There was almost no blood on the streets of Moscow that year; the only deaths were those of three young men killed on the night of the failed coup in August 1991. (Today almost no one in Russia remembers their names or celebrates their sacrifice.) The disintegration of the Soviet empire was “relatively peaceful and orderly”, as Dmitri Trenin writes in a sober and analytical book, “Post-Imperium”. It could certainly have been worse, but the collapse unleashed civil and ethnic wars on the periphery—in the Caucasus, Moldova and the most deadly one, Tajikistan. Estimates vary, but about 200,000 people are believed to have died in the post-Soviet conflicts.

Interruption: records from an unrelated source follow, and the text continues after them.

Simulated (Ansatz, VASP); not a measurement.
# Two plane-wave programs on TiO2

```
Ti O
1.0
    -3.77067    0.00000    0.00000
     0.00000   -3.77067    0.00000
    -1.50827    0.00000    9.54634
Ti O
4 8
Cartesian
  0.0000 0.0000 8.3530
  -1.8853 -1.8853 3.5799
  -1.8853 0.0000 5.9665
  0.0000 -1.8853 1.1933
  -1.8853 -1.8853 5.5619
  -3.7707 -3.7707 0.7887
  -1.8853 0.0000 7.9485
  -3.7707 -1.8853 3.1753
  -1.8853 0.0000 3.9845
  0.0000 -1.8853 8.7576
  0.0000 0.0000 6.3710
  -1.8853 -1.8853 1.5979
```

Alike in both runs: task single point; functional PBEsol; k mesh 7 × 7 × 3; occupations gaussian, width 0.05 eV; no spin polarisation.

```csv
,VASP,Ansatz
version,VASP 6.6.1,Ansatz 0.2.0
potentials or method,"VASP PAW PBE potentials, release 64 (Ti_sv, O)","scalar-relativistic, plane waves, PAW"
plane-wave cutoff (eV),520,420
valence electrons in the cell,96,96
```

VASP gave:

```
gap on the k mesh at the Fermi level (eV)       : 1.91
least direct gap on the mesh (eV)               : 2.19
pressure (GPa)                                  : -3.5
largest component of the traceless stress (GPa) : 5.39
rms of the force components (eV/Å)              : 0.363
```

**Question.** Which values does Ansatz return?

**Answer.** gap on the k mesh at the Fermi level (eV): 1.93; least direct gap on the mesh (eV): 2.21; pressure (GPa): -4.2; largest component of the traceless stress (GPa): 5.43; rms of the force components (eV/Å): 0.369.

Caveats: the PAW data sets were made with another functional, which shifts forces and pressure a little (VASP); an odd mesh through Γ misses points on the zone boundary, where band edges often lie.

“8 Pieces of Empire” by Lawrence Scott Sheets, an American reporter who spent 20 years covering the post-Soviet conflagrations for Reuters and National Public Radio, is a powerful reminder of how relative the words “peaceful and orderly” really were. His book takes the reader inside some of these wars, which were largely ignored by a world preoccupied with the reunification of Germany and the disintegration of Yugoslavia. Different in genre and scope, both books are nonetheless shaped by personal experience.

Mr Trenin, who heads the Carnegie Moscow Centre, served the empire as a military officer in East Germany. Mr Sheets, who now works for the International Crisis Group in South Caucasus, went to the Soviet Union to study Russian in 1987 and returned shortly before Mr Gorbachev’s final presidential speech, hoping to become a foreign correspondent. His book is an invaluable eyewitness account of the traumas of the Soviet collapse told through the lives of those who were caught up in it and often buried under it. The book is written with a disarming honesty, sympathy and humility.

The “pieces” in the title refers not only to geography but to people who were scattered: a Bulgakov-loving, rebellious racketeer in Leningrad; a Russian officer left behind at a forlorn border post between Armenia and Turkey, guarding a foreign frontier with another foreign state and trying to flog snake venom to passing journalists; an ageing former Soviet foreign minister, Eduard Shevardnadze, who helped to end the cold war but failed to prevent a hot one from starting in his native Georgia, which he came to rule in the 1990s.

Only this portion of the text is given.